Thursday in Whitewater will be partly sunny with a high of 52.  Sunrise is 6:11 AM and sunset 5:57 PM, for 11h 46m 09s of daytime.  The moon is a waning crescent with 3.9% of its visible disk illuminated.

 On this day in 2011, an earthquake measuring 9.0 in magnitude strikes 130 km (81 mi) east of Sendai, Japan, triggering a tsunami killing thousands of people.

Recommended for reading in full — 

Rob Mentzer reports Marshfield Police Chief Charged with Sexual Assault Will Get $72K from City for Resignation:

The city of Marshfield last week struck a deal to pay its police chief $72,000 in a separation agreement as he faces sexual assault charges. At a meeting Tuesday night, members of the public sounded off on a conflict between the city’s mayor and its Fire and Police Commission that has the mayor facing removal hearings.

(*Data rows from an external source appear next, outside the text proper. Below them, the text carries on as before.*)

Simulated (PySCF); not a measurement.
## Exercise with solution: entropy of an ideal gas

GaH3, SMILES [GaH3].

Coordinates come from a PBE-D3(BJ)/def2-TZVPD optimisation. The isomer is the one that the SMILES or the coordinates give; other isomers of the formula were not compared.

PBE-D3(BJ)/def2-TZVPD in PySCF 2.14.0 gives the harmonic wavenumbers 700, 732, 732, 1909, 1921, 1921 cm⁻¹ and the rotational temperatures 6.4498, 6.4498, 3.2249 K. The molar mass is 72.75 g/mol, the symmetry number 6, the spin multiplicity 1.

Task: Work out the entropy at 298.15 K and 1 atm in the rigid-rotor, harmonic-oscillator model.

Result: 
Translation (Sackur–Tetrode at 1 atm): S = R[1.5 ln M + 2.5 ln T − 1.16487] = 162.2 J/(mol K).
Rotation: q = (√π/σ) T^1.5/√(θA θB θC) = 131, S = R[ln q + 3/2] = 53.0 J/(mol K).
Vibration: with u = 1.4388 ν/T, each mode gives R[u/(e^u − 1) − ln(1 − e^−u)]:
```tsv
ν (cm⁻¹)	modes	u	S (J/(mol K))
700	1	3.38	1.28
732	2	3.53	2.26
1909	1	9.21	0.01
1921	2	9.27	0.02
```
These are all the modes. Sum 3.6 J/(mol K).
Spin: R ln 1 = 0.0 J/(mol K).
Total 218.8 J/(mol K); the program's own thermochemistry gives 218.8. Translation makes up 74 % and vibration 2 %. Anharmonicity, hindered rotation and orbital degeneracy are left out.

Chief Rick Gramza submitted his resignation to the city Thursday, just days before Police Commission hearings on his behavior were set to begin. Gramza is charged with sexually assaulting a female officer he supervised, first as a lieutenant and later as chief. A judge last month dismissed related charges of misconduct in office.

The police chief’s resignation is part of broader turbulence in the central Wisconsin city of about 18,000 people, which includes a complaint against Mayor Bob McManus that stems from a conflict with the Fire and Police Commission. At the Common Council meeting Tuesday, members of the public blasted the commission, which some in the community perceive as having protected Gramza while moving against McManus.

Annie Karni and Maggie Haberman report Trump, Hungry for Power, Tries to Wrestle Away G.O.P. Fund-Raising:

It was a familiar play by Donald J. Trump: lashing out at his enemies and trying to raise money from it.

The former president this week escalated a standoff over the Republican Party’s financial future, blasting party leaders and urging his backers to send donations to his new political action committee — not to the institutional groups that traditionally control the G.O.P.’s coffers.

“No more money for RINOS,” he said in a statement released on Monday by his bare-bones post-presidential office, referring to Republicans In Name Only. He directed donors to his own website instead.

The aggressive move against his own party is the latest sign that Mr. Trump is trying to wrest control of the low-dollar online fund-raising juggernaut he helped create, diverting it from Republican fund-raising groups toward his own committee, which has virtually no restrictions on how the money can be spent.

 Russ Choma writes Trump Has Gone to War With the GOP Over His Fundraising Brand. He Will Lose:

“The committee [Republican National Committee] has every right to refer to public figures, that is unambiguously true, individuals and entities engaging in political speech can talk about people, reference people, quote people,” says Alexandra J. Roberts, a law professor who teaches trademark law at the University of New Hampshire School of Law. “If they want to refer to Trump’s policies, Trump’s supporters—that’s always fine, well within the sphere of the First Amendment.”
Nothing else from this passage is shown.